Contemporary Neutral Bathroom with  Limestone Shower Walls

A Pierre Jeanneret chair offers a chic seat to take in the ocean view off the master bathroom. Limestone from Exquisite Surfaces on the floors and shower walls gives the space a cohesive feel. The plumbing fixtures are by Dornbracht.

Contemporary Neutral Bedroom with Oceanfront Balcony

Sitting atop a rug by Patterson Flynn Martin, custom lamps from Guinevere Antiques in London and night tables in bleached, wire-brushed oak from L’Artigiano Studio flank a custom shagreen bed by both Design Quest Custom and Sunview Finishing.

Contemporary Silver Kitchen with Woven Stools

Two Pierre Jeanneret stools— originally from India’s Punjab University and purchased through Phillips in New York—and a pair of 1950s French stools with woven seats from Wright in Chicago temper the sleek Bulthaup kitchen with their more organic feel. The ovens are by Miele, and the cooktop is Gaggenau.

Contemporary Neutral Dining Room with Original 20th-Century Artwork

The home is filled with original 20th-century works, such as a Le Corbusier armoire from Artcurial in the dining area. A 1947 Max Ingrand antique blue-glass mirror, purchased at Galerie Jacques Lacoste in Paris, complements the armoire. Weiland windows from Crystal Clear Glass frame the views.

Contemporary Neutral Family Room Vignette with Woven-Wood Occasional Table

Custom armchairs and an occasional table rest on a carpet from Mansour in the family room. The owner specified durable upholstery to suit her children and their friends. Inside and out, the walls have a smooth finish courtesy The Plastering Company.

Contemporary Neutral Family Room with Built-In Television

Manion placed the television on the family room’s interior wall farthest from the windows to reduce glare. Shelving by Charlotte Perriand hangs above a custom sectional. The stool is from Galerie Half.

Contemporary Neutral Living Room with Mosaic-Topped Coffee Tables

A pair of 1946 chairs by Jean Prouvé looks at home in the living room. Mother-of-pearl mosaics top twin custom coffee tables by Fantini Mosaici from L’Artigiano Studio. African shawls cover the Pierre Jeanneret settee from Artcurial in Paris. The grouping stands on a custom Patterson Flynn Martin carpet.

Contemporary Neutral Staircase with

Manion’s introduction to the interior starts off as more enclosed and secretive, not revealing the knockout view yet to come. It begins with a breathtaking atrium in the foyer, where a skylight sends light spilling down a curving staircase. “The staircase kind of floats in that three-story cavity and just attaches where necessary,” says builder Rick Holz.

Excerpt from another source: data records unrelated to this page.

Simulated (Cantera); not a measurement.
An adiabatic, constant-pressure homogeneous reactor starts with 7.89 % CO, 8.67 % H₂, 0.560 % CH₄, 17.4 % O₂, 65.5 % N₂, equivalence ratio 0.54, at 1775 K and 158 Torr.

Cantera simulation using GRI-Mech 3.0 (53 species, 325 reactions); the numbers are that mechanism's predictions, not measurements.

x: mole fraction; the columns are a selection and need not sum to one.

Contemporary Neutral Balcony with Flagstone Flooring

The nearly all-steel framing allowed the architect to create entire walls of glass that nonetheless meet strict earthquake codes. The resulting glass doors lift and stack along each end of every façade, offering access to the outdoors, erasing boundaries between inside and out.

Contemporary Neutral Dining Area with Pacific Ocean Views

In the dining area of a Malibu beach house—reimagined by architect Richard Manion—Pierre Jeanneret’s circa-1950s Committee chairs surround a custom Corian table from Wise Living. Builder Rick Holz had his team slice limestone into flagstone-shaped tiles for a seamless transition between the indoors and the terrace beyond.

A stylistic hodgepodge of a house on a desirable stretch of Malibu beach had little in the way of aesthetics to offer architect Richard Manion’s clients, who were on the hunt for a weekend retreat. The expansive footprint and existing pool, however, proved irresistible, so the couple turned to Manion to help them create a minimalist getaway.

In contrast to their more traditional New England-style residence in Los Angeles, also designed by Manion, “We all wanted to explore a contemporary vocabulary from the start that would be clean, warm and inviting,” he says. The challenges along the way were numerous, including a steeply sloping and skinny lot, height limitations to protect neighbors’ beach views, a footprint dictated by the existing house, and a public beach-access path that ran down the side of the property—not to mention aging plumbing systems near the water that had to be replaced and moved closer to the street.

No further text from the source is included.